In 1796, James Varick, Abraham Thompson, William Millers, and others formed the African Methodist Episcopal Zion Church in New York City. This newly founded church was a branch off of the Methodist Episcopal Church. Denial of religious liberty and discrimination caused this outgrowth to happen.


The society of this new denomination called itself the "Freedom Church" at the time because the founders decided to dedicate it to the liberation of the human spirit.  Spiritual, social, and economic freedom were very important to the founders.  James Varick, Harriet Tubman, Frederick Douglass, and Soujourner Truth were some of A.M.E. Zion’s better known members.


Now, this organization stretches across five continents, has 3,000 churches, and has an active membership of 1.5 million people. The A.M.E. Zion Church has founded and contributed to a handful of institutions and associations. A few of these are Livingstone College, Lomax Hannon Junior College in Alabama, Clinton Junior College in South Carolina, Dinwiddy Institute in Virginia, and African Methodist Episcopal Zion Junior College in Monrovia, Liberia and West Africa.

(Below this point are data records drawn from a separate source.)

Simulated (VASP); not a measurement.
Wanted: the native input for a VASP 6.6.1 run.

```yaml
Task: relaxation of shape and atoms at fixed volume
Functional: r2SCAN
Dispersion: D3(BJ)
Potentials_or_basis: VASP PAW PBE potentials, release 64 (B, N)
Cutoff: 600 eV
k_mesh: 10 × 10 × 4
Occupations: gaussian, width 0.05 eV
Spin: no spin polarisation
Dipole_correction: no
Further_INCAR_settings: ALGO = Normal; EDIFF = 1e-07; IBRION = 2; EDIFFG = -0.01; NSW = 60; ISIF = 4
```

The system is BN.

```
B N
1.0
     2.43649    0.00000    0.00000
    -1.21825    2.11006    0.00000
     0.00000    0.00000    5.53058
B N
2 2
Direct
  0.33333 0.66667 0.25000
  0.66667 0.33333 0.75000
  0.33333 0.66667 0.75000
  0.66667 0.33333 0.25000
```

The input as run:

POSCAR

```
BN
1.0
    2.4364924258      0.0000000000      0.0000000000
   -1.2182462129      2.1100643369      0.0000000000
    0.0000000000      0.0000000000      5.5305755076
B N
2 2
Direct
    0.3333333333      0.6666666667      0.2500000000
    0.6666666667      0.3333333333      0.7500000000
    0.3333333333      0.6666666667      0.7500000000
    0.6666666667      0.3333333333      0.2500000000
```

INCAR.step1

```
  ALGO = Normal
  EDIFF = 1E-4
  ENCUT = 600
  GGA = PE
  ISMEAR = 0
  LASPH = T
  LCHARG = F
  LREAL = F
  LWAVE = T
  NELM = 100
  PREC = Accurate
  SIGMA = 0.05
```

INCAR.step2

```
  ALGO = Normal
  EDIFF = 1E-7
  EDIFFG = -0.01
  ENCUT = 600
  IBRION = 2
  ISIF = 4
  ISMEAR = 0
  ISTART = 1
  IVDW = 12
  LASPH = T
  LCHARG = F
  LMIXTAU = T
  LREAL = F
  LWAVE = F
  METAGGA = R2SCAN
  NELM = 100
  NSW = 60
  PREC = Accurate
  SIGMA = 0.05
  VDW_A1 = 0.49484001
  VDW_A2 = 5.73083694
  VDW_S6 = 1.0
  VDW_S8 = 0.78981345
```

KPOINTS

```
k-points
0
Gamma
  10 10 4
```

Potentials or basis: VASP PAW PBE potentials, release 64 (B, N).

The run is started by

African: Means that the church will be led by the sons and daughters of Africa, and equality is a goal. 


Methodist: Methodism emphasizes the need for order and consistency  in personal and public faith.


Episcopal: The Bishops are chosen by the common church and oversee the denomination. The Bishops have an international connection. Today the A.M.E Zion church is operated on five continents.


Zion: Is used in the Bible to describe the church of God. Zion was put into the name in 1848.